The Pope and the Council
By . Boston : Roberts Brothers.
WE cordially recommend this book to all our readers who would understand the relation which the Papacy sustains to modern thought, and the designs which have animated it in summoning the Œcumenical Council. The book is anonymous, but it is understood to represent a party in the Church who are tired of its reactionary tendencies, and who seek, with the aids of a copious erudition and a great force of reasoning, to arouse the faithful to a discernment of the downfall which the Jesuit influence is preparing for the Church by thus reducing it to rational and spiritual idiocy. Protestants chuckle with undissembled joy at the tokens of decrepitude in the Romish hierarchy, and would dislike nothing more than to see the Œcumenical Council seriously pondering the anomaly and contradiction which the Papacy presents to the life of society, or the march of God’s providence upon earth, and doing its best to soften them. But what is thus a delight to the Protestant is very grievous to the devout but enlightened Catholic; and it is well worth one’s while to read this book, if only to see how a zealous belief in the Church may coexist with an intelligent contempt for the childish superstitions into which it is now plunging. It is really very Curious that a book of this searching character should have come out of the Church itself, and should express the views of a considerable party in the Church. “ To us,” say the writers, “the Catholic Church and the Papacy are by no means convertible terms ; and therefore, while in outward communion with them, we are inwardly separated by a great gulf from those whose ideal of the Church is a universal empire spiritually, — and where it is possible physically, — ruled by a single monarch, an empire of force and oppression, where the spiritual authority is aided by the secular arm in summarily suppressing every movement it dislikes.” “ We are of opinion, first, that the Catholic Church, far from assuming a hostile and suspicious attitude towards the principles of political, intellectual, and religious freedom and independence of judgment, in so far as they are capable of a Christian interpretation, or rather are directly derived from the letter and spirit of the gospel, ought, on the contrary, to be in positive accord with them, and to exercise a constant purifying and ennobling influence on their development ; secondly, that a great and searching reformation of the Church is necessary and inevitable, however long it may be evaded.”

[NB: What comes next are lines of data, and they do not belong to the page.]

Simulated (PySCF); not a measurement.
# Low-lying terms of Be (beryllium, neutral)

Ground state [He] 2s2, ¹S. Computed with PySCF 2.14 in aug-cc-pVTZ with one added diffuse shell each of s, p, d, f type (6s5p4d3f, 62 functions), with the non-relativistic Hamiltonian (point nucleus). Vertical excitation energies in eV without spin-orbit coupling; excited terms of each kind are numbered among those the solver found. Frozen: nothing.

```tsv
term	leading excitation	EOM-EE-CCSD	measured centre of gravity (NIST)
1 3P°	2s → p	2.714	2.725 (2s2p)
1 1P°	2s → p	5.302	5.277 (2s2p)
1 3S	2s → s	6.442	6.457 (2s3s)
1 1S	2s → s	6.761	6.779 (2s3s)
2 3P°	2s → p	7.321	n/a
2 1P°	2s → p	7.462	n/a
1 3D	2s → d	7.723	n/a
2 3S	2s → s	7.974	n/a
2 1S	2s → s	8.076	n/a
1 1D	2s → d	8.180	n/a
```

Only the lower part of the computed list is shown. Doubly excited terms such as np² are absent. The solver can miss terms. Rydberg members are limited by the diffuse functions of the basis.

The book is divided into three chapters, canvassing severally the three points to which the Council will devote its attention, and which it is designed that it shall confirm, namely, the denunciatory propositions of the Syllabus, and the two new articles of faith to be imposed upon the Church : I. The assumption of the body of the Virgin into heaven; 2. The infallibility of the Pope. On the dogmatic pretensions of the Syllabus the writers have comparatively little to say, except to show that the intention is to crush out all intellectual freedom and freedom of conscience in the Church, by recourse, if possible, to the secular power; and on the bodily assumption of the Virgin, they are contemptuously brief. The main strain of the book accordingly goes to an exposure of the falsity wrapped up in the second new dogma, that of papal infallibility ; and no one can read the mass of wellordered historic information brought to bear upon this topic, without sheer amazement at the infatuation which seems to be driving the leaders of the Church to ecclesiastical suicide. The authors of the book are evidently men of great weight, and what they say must eventually command attenlion from the Church.